Us narrative non-fiction guys and gals are pretty dependent on the quality of the stories we discover. A story swallows a massive chunk of your life if you decide to write a book about it: you’d better hope you fall in love with it.
The first glimmer of this story came to me from Charlie Fowler, a climbing partner with whom I ascended Cerro Torre, spent the night on top, and watched the sunrise from the summit. (An event that climaxes “The Cerro Torre Campaign” chapter of my book Enduring Patagonia.) Charlie was an astonishingly experienced climber, and besides Patagonia, his other adventuring obsession was the mountains of Central Asia.
Back stateside from explorations along the Tibet/China frontier, Charlie sent me an email in January 2002: “Greg, I keep hearing stories of these old World War II American plane wrecks in the Eastern Himalaya. You’re a military history guy and a mountaineer; you should spark up a story on that.”
I recognized the kernel of a good idea, and as a lifetime WWII history buff, I surmised those wrecks were probably relics of the airlift from India to China the U.S. prosecuted over “The Hump” during the war (the Hump being the eastern spur of the Himalayas that drops down the Burma/China border), but I was in Oman on a National Geographic assignment at the time. I didn’t get around to researching Charlie’s idea until six months later.

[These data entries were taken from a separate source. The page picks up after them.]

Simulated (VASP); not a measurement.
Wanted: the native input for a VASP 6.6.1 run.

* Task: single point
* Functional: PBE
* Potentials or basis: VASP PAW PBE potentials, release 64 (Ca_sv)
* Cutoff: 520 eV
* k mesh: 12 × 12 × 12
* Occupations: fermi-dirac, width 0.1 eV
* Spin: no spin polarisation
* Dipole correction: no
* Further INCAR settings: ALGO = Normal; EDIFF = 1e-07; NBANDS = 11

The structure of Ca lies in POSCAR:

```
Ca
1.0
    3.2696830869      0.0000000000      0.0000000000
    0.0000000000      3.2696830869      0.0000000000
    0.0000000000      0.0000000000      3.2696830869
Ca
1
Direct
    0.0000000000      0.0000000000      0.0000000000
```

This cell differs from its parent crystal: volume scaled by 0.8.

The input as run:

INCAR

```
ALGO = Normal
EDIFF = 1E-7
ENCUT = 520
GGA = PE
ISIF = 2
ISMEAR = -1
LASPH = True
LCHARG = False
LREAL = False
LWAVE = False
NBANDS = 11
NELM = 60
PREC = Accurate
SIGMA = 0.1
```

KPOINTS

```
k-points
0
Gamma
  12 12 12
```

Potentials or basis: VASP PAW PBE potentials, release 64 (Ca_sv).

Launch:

When I did, my initial “flying the Hump” web search quickly stumbled across a website called cnac.org – the unofficial/official repository of all things related to the China National Aviation Corporation (CNAC), a civil airline partnership between Pan American Airways and the Nationalist Chinese government of Chiang Kai-shek that flew and fought in China from 1929-1949.
(cnac.org is run by Tom Moore, nephew of a CNAC pilot named Emil Scott who was killed leaving Kunming, China in early 1942, and it’s an absolute goldmine of information, even if it can be a little hard to find the best pages.)
I perused the website, getting more and more intrigued. I’d consider myself pretty well-versed in World War II aviation history, and I knew many of the tales that seemed to orbit the CNAC story – among them Pan Am’s transpacific flying, the Flying Tigers, and the Hump flying – but I’d never even heard of the airline that seemed to have played such a pivotal role in those significant and well-known events.
Quite by chance, I stumbled through the website’s reunions page and noticed they had an reunion scheduled only three weeks hence, and it was in San Francisco, twenty miles from my home in Walnut Creek. With some trepidations, I called Bill Maher, President of the CNAC Association, introduced myself, and explained that I might be interested in writing a book about his airline. I asked if I could attend the reunion. “Hell yes!” thundered Bill, one the airline’s former Hump pilots. “Come on over. We’ve got great stories.”
I attended, and Bill was right. He and his brethren positively oozed incredible stories and adventures. I was hooked. Driving away from the reunion, I was physically shaking, convinced I’d just discovered an untold, compelling, and significant story – one I was meant to tell.
Sadly, Charlie Fowler won’t ever enjoy the fruit of the seed he planted – he was killed by an avalanche in China in 2006.
I lost your email. Someone pirate it. I want get in contact with you. Please reply. Bob Andrade
Bob, it’s gregorycrouch@sbcglobal.net. I look forward to hearing from you.
Greg,
I would really enjoy meeting some of those men, and hearing their stories. I always marvel at their ingenuity and courage, risking life and survival with little more than their wit. The evolution of flying has unfortunately turned the pilots into computer operators, and in many cases little “seat of the pants” ability. I am thankful to have flown some of both generations of equipment. I played golf this past week with an instructor pilot at United, formerly flew the C-141 as I did, only 10 years after me. We discussed the type of pilot turned out by the program run by the Air Force for that plane. Due to the necessity of operating completely on your own in 3rd world countries, the average C-141 aircraft commander, is distinct in our minds as the best aviators we ever worked with.
Donny Griffin
Donny, in that case, you should consider coming to the next CNAC reunion. Very interesting observation about C-141 pilots. I parachuted out of that plane a few times, most memorably at the end of a long nap of the earth flight to Dugway Proving Grounds, Utah, at the start of the desert phase of Ranger School. So many guys were getting sick on that low-level we were all dying to get out. I was platoon sergeant for that mission, the last guy out, and once I’d got under my chute, I remember watching guys either slamming into the airfield pavement or landing in cactus and sharp brush just to the sides. One guy had a stick go completely up his nose and carve a hole out of his sinus cavity. Blood everywhere. As luck would have it, I landed directly atop a small pile of construction sand right off the end of the runway. Softest parachute landing I ever had.